“Autumn is a second spring when every leaf is a flower.” ~author/philosopher Albert Camus
Autumn: the season I love the most. I get a little giddy at the prospect of bundling up in a favorite sweater, hat and coat to go out on a walk through a cool, blustery afternoon among the blowing leaves. What is it that makes autumn leaves look as though they have been injected with neon? They are so striking against a dark grey or bright blue sky. I never get tired of seeing autumn leaves.

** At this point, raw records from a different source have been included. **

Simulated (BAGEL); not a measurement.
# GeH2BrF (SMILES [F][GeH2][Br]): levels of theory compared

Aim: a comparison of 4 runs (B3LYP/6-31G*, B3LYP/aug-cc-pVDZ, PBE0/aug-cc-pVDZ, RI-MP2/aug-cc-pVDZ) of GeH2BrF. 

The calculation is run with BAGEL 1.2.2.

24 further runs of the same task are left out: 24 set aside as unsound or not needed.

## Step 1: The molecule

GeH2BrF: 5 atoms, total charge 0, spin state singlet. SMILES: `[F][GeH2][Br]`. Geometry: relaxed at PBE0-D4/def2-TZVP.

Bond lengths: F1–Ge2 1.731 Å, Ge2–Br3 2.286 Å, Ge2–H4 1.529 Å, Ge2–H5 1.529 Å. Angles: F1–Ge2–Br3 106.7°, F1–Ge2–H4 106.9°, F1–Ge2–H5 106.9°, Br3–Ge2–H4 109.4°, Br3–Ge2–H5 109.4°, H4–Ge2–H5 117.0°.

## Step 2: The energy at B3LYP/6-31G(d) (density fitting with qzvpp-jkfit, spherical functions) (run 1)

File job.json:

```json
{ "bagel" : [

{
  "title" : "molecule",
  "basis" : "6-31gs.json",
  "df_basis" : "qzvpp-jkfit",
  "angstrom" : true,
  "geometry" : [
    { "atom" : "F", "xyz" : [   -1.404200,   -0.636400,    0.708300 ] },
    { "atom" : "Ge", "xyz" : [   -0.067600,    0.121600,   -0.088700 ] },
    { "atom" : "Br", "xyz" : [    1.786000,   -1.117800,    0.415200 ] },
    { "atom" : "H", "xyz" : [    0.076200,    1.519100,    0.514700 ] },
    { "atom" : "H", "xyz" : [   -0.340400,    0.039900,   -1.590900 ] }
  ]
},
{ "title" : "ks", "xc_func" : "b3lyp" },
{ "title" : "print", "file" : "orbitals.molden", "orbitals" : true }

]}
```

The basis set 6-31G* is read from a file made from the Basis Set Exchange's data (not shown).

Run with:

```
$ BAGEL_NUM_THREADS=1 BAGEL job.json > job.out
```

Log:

This time of year my mind turns to those things I’ve not thought about since April. I stash all my pastel colored t-shirts, sandals and shorts in the back of the drawers and closet and happily bring out my sweaters, all in deeply saturated purples, burnt oranges, golden yellows, chocolate browns and deep greens, along with my scarves, hats, long pants and well-weathered leather boots. I run through the list of the various ingredients for the hardy soups and stews I’ll concoct in the Dutch oven I stashed behind all the other pots and pans sometime last spring. I look forward to community fundraiser u-pick pumpkin patch/corn maze events on a blue-sky weekend, when the sun finally feels more casually at ease after a long summer of its overbearing attitude. And I love harvest “Octoberfest” festivals, Halloween and Dia de los Muertos. They give the season a particular vibrancy, different from the upcoming holiday season. There’s something about fall events that feels so happy, cozy, warm, easy and very, very inviting.
I am pretty much the only one I know in my circle of friends and family who still looks forward to celebrating Halloween and All Saints Day (or Dia de los Muertos), rather than thinking of it as something you do to have fun with the kids. Whatever the reason I still enjoy these events, I know it started in childhood.
As a kid, it was all about the trick-or-treat costume. I was obsessed with playing dress-up, so trick-or-treating meant I got to go whole-hog into making a costume. I would think about it for weeks and reveled in planning what I was going to be and what the whole get-up would look like. There was absolutely no way I would tolerate a store-bought get-up, or just throwing on a sheet cut with two holes for eyes. Boring! My sister’s were OK with all that, but not me.
This was tough on my mother, the queen of the suburban bourgeoisie. Fortunately she was a clothes horse and saved many of her fancy outfits from her “days of wine and roses” in the 1950s. Her petticoat’d silk cocktail dresses made the perfect ball gown on me. She also had many other kinds of get-ups from that era that worked perfectly as a gypsy, wicked witch, or Mexican Folklorico dancer. A couple of years she took me shopping at a “masquerade store.” I was in heaven. I still love getting all done up for a Halloween gathering, make up and all, given the opportunity.
The only thing about the season I do not entirely embrace is football or soccer. Going to games—high school, college or the pros—is such a right of passage for the season, but I am not big fan of either game. I wish I was, because everyone who is, is always so excited and having the best time. The farthest I’ve committed to becoming a fan is accepting invitations to viewing parties or tailgate gatherings, but only when the home team is playing. At least then I have a little something to pique my interest.
Everyone has a season they love, even poor ol’ winter. I live in a pretty temperate climate, so winter is not the harsh experience others can’t wait to get out from under. The occasional snow is a fun event rather than an exhausting and miserable daily drudge. Nor is summer as insufferable as it is for those in the deserts or tropics. I enjoy seeing spring emerge from the wet, dull brown/grey of winter and the arrival of summer brings out a yearning for weekend getaways, dinners on the patio and getting out-of-doors. But all-in-all, autumn is the best of the bunch.